A compact ML pipeline that trains a neural network to tag boosted W/Z→qq̄ jets and compares it to a cut-based baseline, then applies the model to ATLAS Open Data.
Learn more about the data source: https://opendata.atlas.cern/
This project provides an end-to-end workflow to:
- Load MC and data from CSVs (
pythia.csv,jets.csv) - Build features from event objects (leading jet/lepton kinematics and angular variables)
- Train a small MLP classifier (PyTorch)
- Evaluate training/validation curves, ROC and purity
- Choose a working point and apply to real data
Outputs (plots, CSVs, and model weights) are written under out/<revision>/.
NeuralNetworkTaggerLHC/
├── data-exercise-template-v7.py # Main script: data loading, MLP training, evaluation, plots
├── jets.csv # ATLAS Open Data (flattened events)
├── pythia.csv # MC in the same format (+ truth label for jets)
├── README.md # This file
├── setup.sh # Quick setup script (Linux/macOS)
├── setup.bat # Quick setup script (Windows)
├── requirements.txt # Python dependencies
├── flake.nix # Nix development environment (optional)
├── flake.lock # Nix lockfile
├── aux/ # Optional: generators and skimming utilities
│ ├── main213.cc
│ └── skimevents.py
└── report/
└── report.md # Notes/report template (optional)

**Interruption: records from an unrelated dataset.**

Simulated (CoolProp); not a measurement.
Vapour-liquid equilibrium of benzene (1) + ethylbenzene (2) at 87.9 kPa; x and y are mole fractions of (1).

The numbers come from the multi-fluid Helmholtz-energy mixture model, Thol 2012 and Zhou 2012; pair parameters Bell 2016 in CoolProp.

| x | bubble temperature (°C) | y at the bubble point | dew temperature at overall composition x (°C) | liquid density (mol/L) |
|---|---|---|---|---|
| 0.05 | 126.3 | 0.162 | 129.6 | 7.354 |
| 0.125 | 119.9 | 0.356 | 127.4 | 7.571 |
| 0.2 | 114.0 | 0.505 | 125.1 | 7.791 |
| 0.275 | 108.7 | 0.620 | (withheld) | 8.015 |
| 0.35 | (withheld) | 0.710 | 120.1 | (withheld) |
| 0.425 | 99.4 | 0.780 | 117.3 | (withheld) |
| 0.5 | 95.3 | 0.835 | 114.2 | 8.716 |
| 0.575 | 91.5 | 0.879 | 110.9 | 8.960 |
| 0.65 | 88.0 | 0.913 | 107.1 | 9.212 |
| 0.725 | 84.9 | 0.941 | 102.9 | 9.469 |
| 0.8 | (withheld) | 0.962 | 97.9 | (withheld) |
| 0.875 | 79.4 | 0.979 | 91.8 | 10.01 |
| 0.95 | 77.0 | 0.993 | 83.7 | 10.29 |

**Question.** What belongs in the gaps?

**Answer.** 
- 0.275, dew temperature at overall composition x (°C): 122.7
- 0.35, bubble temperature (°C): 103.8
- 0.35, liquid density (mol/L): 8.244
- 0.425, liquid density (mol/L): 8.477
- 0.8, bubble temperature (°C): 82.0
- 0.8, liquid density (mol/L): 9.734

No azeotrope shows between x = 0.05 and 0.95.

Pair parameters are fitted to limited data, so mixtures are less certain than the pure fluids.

- Lightweight event model (
Particle,Event) and CSV loader - Cut-based selection (baseline) with configurable kinematic cuts
- MLP classifier in PyTorch with train/val split and scheduler
- Metrics and plots:
- Training vs validation loss and accuracy
- Score distribution and chosen threshold t*
- ROC curve (manual AUC)
- Purity vs threshold and efficiencies
- Application to real data (
jets.csv) with before/after selection mass histograms
Python packages used by the main script:
- numpy
- matplotlib
- scikit-learn
- torch (PyTorch)
An optional Nix flake is provided for fully reproducible dev shells.
Linux/macOS:
# Run the setup script (uses Python venv and pip)
bash ./setup.shWindows:
:: Run the setup script (creates venv and installs requirements)
setup.batAfter setup, activate the environment:
- Bash/zsh:
source .venv/bin/activate - Fish:
source .venv/bin/activate.fish - Windows (cmd):
.venv\Scripts\activate
python -m venv .venv
# Bash/zsh: source .venv/bin/activate
# Fish: source .venv/bin/activate.fish
pip install -r requirements.txtIf PyTorch fails to install from PyPI on your platform, consult https://pytorch.org for the appropriate install command (CPU/GPU, CUDA version), or use the Nix or conda options below.
conda create -n nn-tagger python=3.12
conda activate nn-tagger
pip install -r requirements.txtThe repo includes a Nix flake that provides a development shell with all core Python deps:
nix develop- Ensure your environment is activated (venv, conda, or nix shell).
- Run the main script:
python data-exercise-template-v7.pyKey configurable settings are defined near the top of the script:
- Input files:
MC_FILE,DATA_FILE - Baseline cuts:
min_pt_j,min_pt_l,min_dphi,eta_j_max - Training:
epochs,batch_size, optimizer/scheduler - Output revision tag:
revision(controlsout/<rev>/directory)
Artifacts are saved to out/<revision>/, including:
<title>_model.pt— trained model weights<title>.png— training curves (loss/accuracy/LR)<title>_scores.png— test score distribution with t*<title>_roc.png— ROC plot (manual AUC)<title>_purity.png— purity vs threshold with working point<title>_jetmass.png— data mass histogram before/after cuts- CSVs: training history, ROC points, purity curve (if writing succeeds)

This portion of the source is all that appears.